M1 and NTU researching 4.5G HetNet for secure drone operations

NTU ATMRI Director Prof Vu Duong and M1 CTO Denis Seek at the MOU signing

M1 and Nanyang Technological University announced today that they have conducted successful trials using M1’s 4.5G Heterogeneous Network (HetNet) to provide command, control and communication capabilities required for safe and efficient drone operations. The Air Traffic Management Research Institute (ATMRI), a joint research centre by NTU Singapore and the Civil Aviation Authority of Singapore (CAAS) demonstrated the technology by flying a purpose-built drone using M1’s 4.5G HetNet around M1’s premises at International Business Park, as well as two fields in Wan Shih Road and Old Holland Road.

Conventional drone operations use an unlicensed spectrum such as 2.4 GHz Wi-Fi to provide short range line-of-sight drone control but it is susceptible to radio signal interference. In contrast, a well-optimized 4.5G HetNet provides secured, low latency and high throughput mobile connectivity, enabling drones to fly beyond visual range in an urban environment. In addition, drones using a 4.5G network could send real-time data and telemetry feeds during flight.

To further the collaboration, M1 and ATMRI signed a Memorandum of Understanding today, to research and develop M1’s 4.5G HetNet for the traffic management of UAS in Singapore’s urban environment. The findings from this research could provide valuable insight for unmanned operations using future 5G Ultra Reliable Low-Latency Communication (URLLC) network.

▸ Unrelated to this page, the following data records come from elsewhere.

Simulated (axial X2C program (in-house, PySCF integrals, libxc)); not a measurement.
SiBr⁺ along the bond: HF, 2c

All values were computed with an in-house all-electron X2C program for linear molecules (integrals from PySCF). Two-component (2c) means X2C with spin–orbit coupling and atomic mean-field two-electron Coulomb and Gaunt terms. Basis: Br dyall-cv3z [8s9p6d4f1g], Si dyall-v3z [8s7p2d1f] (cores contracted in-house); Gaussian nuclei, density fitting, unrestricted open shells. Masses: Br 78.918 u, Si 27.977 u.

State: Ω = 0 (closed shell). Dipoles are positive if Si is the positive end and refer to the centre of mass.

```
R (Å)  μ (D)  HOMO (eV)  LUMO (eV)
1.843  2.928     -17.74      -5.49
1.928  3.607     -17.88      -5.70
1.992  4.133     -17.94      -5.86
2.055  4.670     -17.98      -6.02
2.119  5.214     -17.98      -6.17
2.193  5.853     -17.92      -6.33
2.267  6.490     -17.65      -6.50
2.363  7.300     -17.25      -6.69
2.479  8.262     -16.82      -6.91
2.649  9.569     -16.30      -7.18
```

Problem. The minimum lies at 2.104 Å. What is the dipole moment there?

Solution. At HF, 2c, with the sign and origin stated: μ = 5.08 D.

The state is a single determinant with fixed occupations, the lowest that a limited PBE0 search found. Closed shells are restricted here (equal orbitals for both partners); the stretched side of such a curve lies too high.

Leading the joint research project will be Professor Low Kin Huat, an expert in robotics and UAVs from NTU’s School of Mechanical and Aerospace Engineering, and ATMRI senior research fellow Mohamed Faisal Bin Mohamed Salleh. Together with engineers from M1, NTU researchers will map out the signal strengths and end-to-end latency of M1’s HetNet for Singapore’s entire urban airspace using drones, up to 130 metres, the height of a 36-storey building. This will help researchers to identify suitable airspace for reliable command and control of drones, including flights out of visual range.

The joint project is expected to last three years, with M1 providing usage of their network and their engineering expertise, while NTU provides the expertise in traffic management of unmanned aircraft systems.